Speech Markup Language
The IBM WebShpere Voice Server is a VoiceXML 2.0-enabled speech environment. The VoiceXML is aimed at developing telephony-based applications, and takes the advantages of Web-based applications delivery to IVR applications. Being different from IBM, MS is using SALT 1.0 within MS Speech Server. SALT is a set of light-weight extensions to XML, adding speech-enabled telephony to Web-based applications and bringing them into a multimodal model. SALT targets speech-enabled applications across all devices such as telephones, PDAs, tablet PCs, and desktop PCs. The VoiceXML focuses on telephony application development whereas SALT is focused on multimodal speech applications that can be accessed by the whole device. These points will help you choose which one will be used in your real speech-enabled applications. So far, we have seen that IBM also has been starting to provide a multimodal toolkit in related products.
Framework and Programming
The Microsoft Speech Server and Speech SDK are based on the MS .NET Framework. You have to install the .NET Framework and ASP.NET Speech Controls modules in the speech server (SES/TAS) development machines as well as the Web server. The MS Speech Application SDK is being seamlessly integrated with MS .NET Visual Studio 2003; when you install the SDK, all controls of the SDK will be appear on the Visual Studio 2003 development environment toolbar. When programming under ASP.NET, on the server side you can code in C#.NET or VB.NET and use JScript or VBScript to code on the client side. Plus, you are able to use ADO.NET to implement database access and transactions.
Components of Server and SDK
The main components of MS Speech Server consist of Speech Engine Services (SES) and Telephony Application Services (TAS). SES includes Speech Recognition Engine for accurately handling users' spoken inputs, Prompt Engine for playing prerecorded prompts back users, and Text-to-Speech Engine using in playing Text-to-Speech by synthesizes audio output from a text string. The TAS contains a SALT Interpreter for dealing with all the speech interface and presentation logic (input and output) and interacting between the speech application and the telephony components of the architecture, Media and Speech Manager for handling requests made by SALT Interpreters to SES for speech recognition and prompt playback, and manages interfaces with the third-party TIM to deliver audio to and from the telephone user, SALT Interpreter Controller using in managing creation, deletion and resetting of the multiple instances of the SALT Interpreter that are managing dialogs with individual callers.

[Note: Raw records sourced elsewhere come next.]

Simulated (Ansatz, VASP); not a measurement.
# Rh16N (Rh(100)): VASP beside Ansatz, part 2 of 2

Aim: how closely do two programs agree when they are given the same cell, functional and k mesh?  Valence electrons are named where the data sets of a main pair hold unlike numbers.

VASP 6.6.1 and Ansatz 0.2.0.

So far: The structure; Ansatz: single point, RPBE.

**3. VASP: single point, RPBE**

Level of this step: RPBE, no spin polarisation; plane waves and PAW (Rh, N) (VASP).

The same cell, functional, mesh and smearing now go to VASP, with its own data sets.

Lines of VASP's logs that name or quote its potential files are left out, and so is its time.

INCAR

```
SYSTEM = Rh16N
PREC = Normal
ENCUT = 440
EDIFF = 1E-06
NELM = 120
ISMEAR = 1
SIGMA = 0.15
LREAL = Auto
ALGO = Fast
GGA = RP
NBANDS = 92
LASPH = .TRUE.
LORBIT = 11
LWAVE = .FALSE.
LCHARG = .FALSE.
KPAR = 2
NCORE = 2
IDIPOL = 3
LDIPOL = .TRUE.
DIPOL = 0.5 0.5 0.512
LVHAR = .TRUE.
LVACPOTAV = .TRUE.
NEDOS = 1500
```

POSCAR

The MS Speech Application SDK provides ASP.NET Speech controls, Speech Control Editor, Speech Grammar Editor, Speech Prompt Editor, Speech Debugging Tools such as Telephony Application Simulator, Speech Debugging Console, Speech Debugging Console Log Player, Speech Add-in for Microsoft Internet Explorer, a speech application deployment service, and a broad set of grammar libraries. The IBM WebSphere Voice Server for Multiplatforms V4.2 includes VoiceXML voice browser, IBM Speech Recognition Engine, IBM TTS Engine, telephony and media component, and so forth. It can connect with many telephony platforms, including WebSphere Voice Response for AIX/Windows, Intel Dialogic, Cisco or Siemens HiPath, and Voice Server Speech Technologies for Windows and Linux.
The IBM WebShpere Voice Toolkit V4.2 can seamlessly integrate with the IBM WebSphere Studio visual development environment. Its components include a VoiceXML editor, grammar editor, pronunciation builder, CCXML editor, a lot of grammar libraries and Natural Language Understanding (NLU) model tools that help developers classify data for the generation of several statistical models, and also allow multiple developers to simultaneously work with the same set of data. The IBM WebShpere Voice Toolkit V4.2 also provides a telephony simulator used in development and testing.
Telephony Interface—Hardware and Software
For connectivity into the enterprise telephony infrastructure and call-control functionality, both IBM WebShpere Voice Server and MS Speech Server need the telephony interface of software and hardware. Intel Corp. and Intervoice Inc. provide a Telephony Interface Manager (TIM) that supports Microsoft Speech Server, which is a required component for any MS Speech Server voice-only solution. The TIM works in conjunction with the MS Speech Server, providing management and control over Intel Dialogic telephony resources. Using Call Manager software, developers can focus on speech application design and flow independent of the underlying telephony infrastructure. Also, the TIM is software that provides fast and easy integration of the speech server with the Intel NetStructure voice boards, enabling deployment of robust speech processing applications. Please note that multimodal applications do not require a TIM. The Intel version TIM is known as Intel NetMerge Call Manager.
Currently, the Intel Call Manager and Intervoice TIM support Intel Dialogic D41JCT, DM/V480, and DM/V960 telephony hardware ranging from 4 ports to 96 ports working with MS Speech Server.
The IBM WebSphere Voice Server provides software, telephony, and media component, used to manage the telephony interface. The IBM Voice Server also provides a set of C API used to integrate speech into a telephony platform. The IBM WebSphere Voice Server for Multiplatforms V4.2 can connect many telephony platforms, including WebSphere Voice Response (formerly IBM DirectTalk), Intel Dialogic voice boards, Cisco and Siemens HiPath VoIP Gateway, and Voice Server Speech Technologies for Windows and Linux. For VoIP, you need to install the H.323 telephony component in the voice server.
The IBM WebSphere Voice Server is scalable, starting from basic analog telephony boards to high-density digital solutions with a T1/E1 interface, including Intel Dialogic D/120JCT, D/240JCT, D/480JCT, D/300JCT, and D600JCT. When integrating with IBM DirectTalk, it also provides support for CAS, ISDN, and SS7 signaling connections. The Cisco 2600 Gateway with 2T1 or E1 is supported by the voice server.